Have you ever wanted to make your own puppet theater with your little one. Here’s how below! I honestly can’t get my daughter to stop playing puppet master. These tips and simple crafts were able to unleash her creativity in storytelling, crafting and getting lots of laughs!!!
Telling a story with props and a fun curtain really steps up the creativity. It embraces a new world of discovery. It makes a barrier between viewer and actor allowing for a thrill in delivering a story. It feels whimsical and the creations are so darling that they must be kept forever. I think we will get some serious use out of them first.
- Paper bags
- Plastic table cloth, ideally one lined or thick – $1 store
- A yard or two of eyelet lace or trim of your choice (pom pom trim!!)
- Sticky stars to embellish tablecloth a bit
- Yarns (for puppet hair)
- Glue sticks and regular elmer’s glue
- Hot glue
- Hot glue gun
- Thin and thicker dowels
- Pom poms – many colors
- Googly eyes
- Adhesive shapes, animals, hearts, etc.
- Construction paper
- Cupcake wrappers
- Toilet paper rolls
I like to find many of these materials in nature to cut down on cost and make things more exciting. I used lichen from a hike we recently went on which is like a lacy moss. I had tulle from an old tutu, and most everything else was from my craft supply bin. Look around and find materials, reuse, cut-up old clothes, tear things up. Don’t go out and buy everything…just work with what you have. You do need the basics like glue, paper bags and dowels but the rest can be intermixed and reevaluated.
How to make puppets:
- Get all your materials spread out on a table. Layout your paper bags for your little one.
- Have your little one go find a few stuffed animals to help him/her to create the animal they want for a character.
- Cut-out basic shapes of things for them to glue onto their paper bag and embellish on their own. I.E. ladybug wings, circles for the dots, oval bellies in colorful craft paper, wing shapes, etc.
- Let your little one glue on the cut-out shapes, the yarn hair, color their paper bags, maybe sticker them, etc.
- Hot glue pieces that need to stick on with a stronger glue. Let the Elmer’s glue dry on the bags before you use them.

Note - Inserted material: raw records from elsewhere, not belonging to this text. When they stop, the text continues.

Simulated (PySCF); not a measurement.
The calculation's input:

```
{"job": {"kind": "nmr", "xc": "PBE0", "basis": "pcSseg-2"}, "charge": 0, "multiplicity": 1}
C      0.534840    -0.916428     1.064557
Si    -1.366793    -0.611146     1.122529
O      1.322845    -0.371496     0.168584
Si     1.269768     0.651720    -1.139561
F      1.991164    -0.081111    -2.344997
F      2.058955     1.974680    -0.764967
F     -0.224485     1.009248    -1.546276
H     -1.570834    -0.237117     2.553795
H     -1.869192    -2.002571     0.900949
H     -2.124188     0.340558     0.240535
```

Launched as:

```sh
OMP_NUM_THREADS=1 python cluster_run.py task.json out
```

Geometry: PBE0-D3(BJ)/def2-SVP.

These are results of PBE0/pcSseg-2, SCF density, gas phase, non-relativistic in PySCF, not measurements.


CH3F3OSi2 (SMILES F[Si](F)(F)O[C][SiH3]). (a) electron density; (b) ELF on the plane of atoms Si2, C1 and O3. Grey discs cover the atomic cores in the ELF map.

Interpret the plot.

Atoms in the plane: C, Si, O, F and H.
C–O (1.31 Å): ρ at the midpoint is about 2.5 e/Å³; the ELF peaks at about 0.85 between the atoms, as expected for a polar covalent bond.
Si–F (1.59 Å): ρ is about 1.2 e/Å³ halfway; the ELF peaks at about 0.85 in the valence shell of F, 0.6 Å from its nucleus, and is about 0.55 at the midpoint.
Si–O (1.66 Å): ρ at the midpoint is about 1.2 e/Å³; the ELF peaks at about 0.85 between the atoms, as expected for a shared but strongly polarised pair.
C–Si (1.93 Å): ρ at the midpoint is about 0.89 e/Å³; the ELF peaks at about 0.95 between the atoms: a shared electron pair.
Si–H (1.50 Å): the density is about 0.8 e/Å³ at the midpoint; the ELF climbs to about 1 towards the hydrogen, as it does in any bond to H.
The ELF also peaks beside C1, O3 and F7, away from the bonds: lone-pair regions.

- Make many props to use such as crowns on sticks, a little house, a little fairy with a seedling cup and clothes pin, anything that would be used in a photo booth could be fun here, and flowers and mushrooms…it goes on and on. We added real props such as binoculars too and will probably incorporate dress-up. Add a princess dress and hat so your little one can be a character too. Don’t forget to do a little video because it is that cute.
- Cut a hole in your table cloth where your child’s head would line-up if standing next to it. Hand it by tying to hooks that can go over the door or securing it hanging above a door. Once it is in place how you will use it, then cut the hole and measure your kids height. Cut a big enough hole that a whole scene can play out without too much being revealed.
- Cut a clean line all the way around it. Hot glue your lace or trim to the very edge all the way around. Showing only the trim not exposed edges of cloth.
- Make it pretty tight by adding tape to the edges of the table cloth so it is taught.
- layout all the props in the background behind the curtain and lay a pillow on the ground near where the show is happening to be comfortable for the puppeteer.
One idea to encourage a good school lesson could be to read something like Princess on the Pea and then have your child reenact the story. Having them retell a story and show they really listened to the story is a great skill. You would need some appropriate props for this such as a stacked-up bed on a dowel or something. This could be a fun one!
Enjoy adorable puppet shows again and again!!